Damascus set for a bloody May

Drawing by Alexei Iorsh

Drawing by Alexei Iorsh

Analysts believe embattled Syrian President Basher Assad might face competition from within his family as the next elections approach.

Some Arab experts predict that this May in Damascus may become the bloodiest month in Syria that country has ever seen in those more than three years of uprising.

As the date of presidential elections in Syria comes closer a possibility of massive rebels attack on Damascus and its suburbs rises.

Perhaps this very fact reportedly forced Assad to pull out his troops from Aleppo.

All this field developments are taking place on the backdrop of a growing split inside the inner circle of Assad’s family. There are some rumours about very strained relations between Asaad and his cousin Rami Makhluf.

Rami reportedly has lost a big part of his $14 billion that was allegedly transferred with the help of Russian banks in Ukraine and Belarus where money were deposited in a very tricky way in various local banks (this information needs more verification).
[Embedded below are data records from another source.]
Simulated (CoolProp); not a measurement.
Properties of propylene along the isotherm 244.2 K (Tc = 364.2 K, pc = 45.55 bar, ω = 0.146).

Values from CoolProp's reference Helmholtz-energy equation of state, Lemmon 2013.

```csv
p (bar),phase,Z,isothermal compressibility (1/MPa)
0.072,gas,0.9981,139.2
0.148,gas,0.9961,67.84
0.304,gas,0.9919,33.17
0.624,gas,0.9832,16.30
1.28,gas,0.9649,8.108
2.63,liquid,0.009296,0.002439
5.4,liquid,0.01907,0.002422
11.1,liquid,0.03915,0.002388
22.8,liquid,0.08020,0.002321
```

By no means, do we believe rumours that Rami has spent money on wine and girls and to support (a little) Ukraine uprising instead of helping his dearest cousin fight terrorists in Syria. But Rami reportedly has developed some secret ties with western intelligence agencies (as he has already had great relations with some Russian agents) to find a way to come back in Syria by replacing his cousin as a president.

Some sources claim that Rami and his group in Syrian leadership (military-Ali Mamluk and civil- Walid Mouallim) were among strongest supporters of the peaceful power transfer during the Geneva-2 talks. But Assad with his friends has apparently managed to ruin these international efforts to bring the regime and the opposition around the negotiation table.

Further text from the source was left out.